Lizzy: You could see me trying to become a lawyer. Yeah, that would be very me. There’s a lot of lawyers in my family. But I was interested in music and I really wanted to pursue writing about it and a lot of exciting stuff was happening in music during the time that I was in college and, but it felt like a fantasy, as a lot of people feel, to be able to pursue this thing that I was secretly into. So, I kind of made my way to New York City under the guise of other jobs. I taught school for a little while and then I started interning. I interned at Spin Magazine. That was my first real thing and I wrote for England for a while.

Ezra: I’m going to interrupt you for a second.

Lizzy: Yeah, sure.

Ezra: Which is a good lesson here. Is that cool?

Lizzy: Yes, interrupt me.

Ezra: Okay. I’m doing [inaudible 00:06:02]. A good lesson here, she started as an intern. Right? And often just giving into the community of people, like, where you want to go, networking with that group of people, making those connections is a really important step. I think on a lot of people’s journey is they, like, met the right people . . .

Lizzy: Yes.

Ezra: . . . through an internship or through whatever.

Lizzy: Well, and I think people…I have a couple interns now for a series of products I’m working on and they always ask me, you know, “What should I be doing to get to write for a living?” And, I always say, “Walk through the doors that are open to you like internships,” and we work in an industry…if you work in an industry that doesn’t have a traditional structure, like, if you go to law school, then you apply for jobs as a lawyer and they’re looking at law schools, so there’s sort of a natural transition.

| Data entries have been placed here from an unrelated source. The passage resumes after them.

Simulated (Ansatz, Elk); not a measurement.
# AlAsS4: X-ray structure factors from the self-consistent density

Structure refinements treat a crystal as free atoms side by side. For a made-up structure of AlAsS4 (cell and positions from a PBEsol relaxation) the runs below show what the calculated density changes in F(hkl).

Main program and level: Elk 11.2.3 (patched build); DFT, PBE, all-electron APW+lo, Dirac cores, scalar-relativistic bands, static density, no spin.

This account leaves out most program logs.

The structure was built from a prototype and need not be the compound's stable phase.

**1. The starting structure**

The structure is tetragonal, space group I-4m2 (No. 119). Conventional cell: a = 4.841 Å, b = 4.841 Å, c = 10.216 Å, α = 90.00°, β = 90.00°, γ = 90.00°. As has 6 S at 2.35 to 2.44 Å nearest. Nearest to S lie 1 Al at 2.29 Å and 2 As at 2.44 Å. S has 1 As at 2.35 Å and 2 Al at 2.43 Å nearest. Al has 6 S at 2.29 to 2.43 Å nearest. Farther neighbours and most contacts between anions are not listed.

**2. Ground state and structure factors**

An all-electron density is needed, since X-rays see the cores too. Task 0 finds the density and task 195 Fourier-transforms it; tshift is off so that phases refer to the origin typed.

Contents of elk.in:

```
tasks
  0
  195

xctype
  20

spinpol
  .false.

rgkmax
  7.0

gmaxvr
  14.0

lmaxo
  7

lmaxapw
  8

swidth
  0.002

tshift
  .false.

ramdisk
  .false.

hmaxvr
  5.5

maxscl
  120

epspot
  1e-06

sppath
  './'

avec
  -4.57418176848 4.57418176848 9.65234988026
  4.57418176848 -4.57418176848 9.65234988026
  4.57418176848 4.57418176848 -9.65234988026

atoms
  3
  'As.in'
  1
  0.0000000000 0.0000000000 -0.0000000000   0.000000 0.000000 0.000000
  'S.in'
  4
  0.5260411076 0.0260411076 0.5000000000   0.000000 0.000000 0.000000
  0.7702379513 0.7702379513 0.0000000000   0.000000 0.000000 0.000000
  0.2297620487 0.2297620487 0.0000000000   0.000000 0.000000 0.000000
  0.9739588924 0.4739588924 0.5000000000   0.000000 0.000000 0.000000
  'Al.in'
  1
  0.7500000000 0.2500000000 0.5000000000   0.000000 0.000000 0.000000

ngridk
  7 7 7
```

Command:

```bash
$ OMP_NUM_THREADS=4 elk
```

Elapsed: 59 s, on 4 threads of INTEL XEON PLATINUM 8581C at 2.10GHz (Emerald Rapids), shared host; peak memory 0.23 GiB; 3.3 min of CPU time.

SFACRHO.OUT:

When you work in a field like journalism or like a lot of what your clients are doing, you’re not…there’s no structure. It’s not like here’s your entry point. You have to go in however you can get in and make as many contacts as possible and expose yourself to the inner workings of how the industry works. No one can teach you how to do that. Like I know a plenty of people who went to journalism school, but, and I think have learned a lot about the structure of writing from that, but you still have to start at an internship level, even if you have a degree in my field.

Ezra: And I think that is what makes entrepreneurship or fields where you are, would you say self-employed?

Lizzy: Yeah.

Ezra: Fields where you’re self-employed scary is that there really is no like A to B. Right? You just got to get in there and do it. And I think when it comes back to copywriting, which is what we’re talking about today, that’s the same thing. Like, if you want to get good at this, you just have to start doing it. Start expressing yourself. And we were talking before this post, before we started recording here, a couple days ago, about what we’re going to talk about, one of the things that you said was that a writer’s voice, this stuck out of my head . . .

Lizzy: Mm-hmm.

Ezra: . . . needs to have many shades. Now what…I think you…I want to know kind of . . .

Lizzy: What does that mean? Yeah, well, one of the things that I confront a lot in my field is people battling this difference between art and commerce. Like, are you an artist writer? Are you a commercial writer? And, I just kind of have no . . .

Ezra: I’m on commercial break.

Lizzy: Well, anyone who’s learned…if you…so am I. Now, that doesn’t mean I don’t have an integrity about what I do or I’m not up for…I’m up for just writing anything, like, just come to my lemonade stand and I’ll write something for you. It’s not like that. What it means though and what I meant by that comment is you have to be adaptable. You have…everything that you write has to belong to you, has to belong to your own voice and be spoken in your own voice. But, if a client, and if you’re writing for your own website or whatever you’re trying to create, may be you’re your own client in that moment, but there are goals and needs that that copy has to fill and you shouldn’t be afraid to keep those in mind as you construct prose.

Again, that doesn’t mean like go…there’s plenty of assignments I turn down because I just don’t think that might voice will suit that assignment, but when I write for Elle or write for New York Magazine or I write a musician profile or a sport’s person profile, like an athlete profile, I change certain elements of how I’m writing to suit that and I think that’s important not to be afraid of making those kinds of accommodations.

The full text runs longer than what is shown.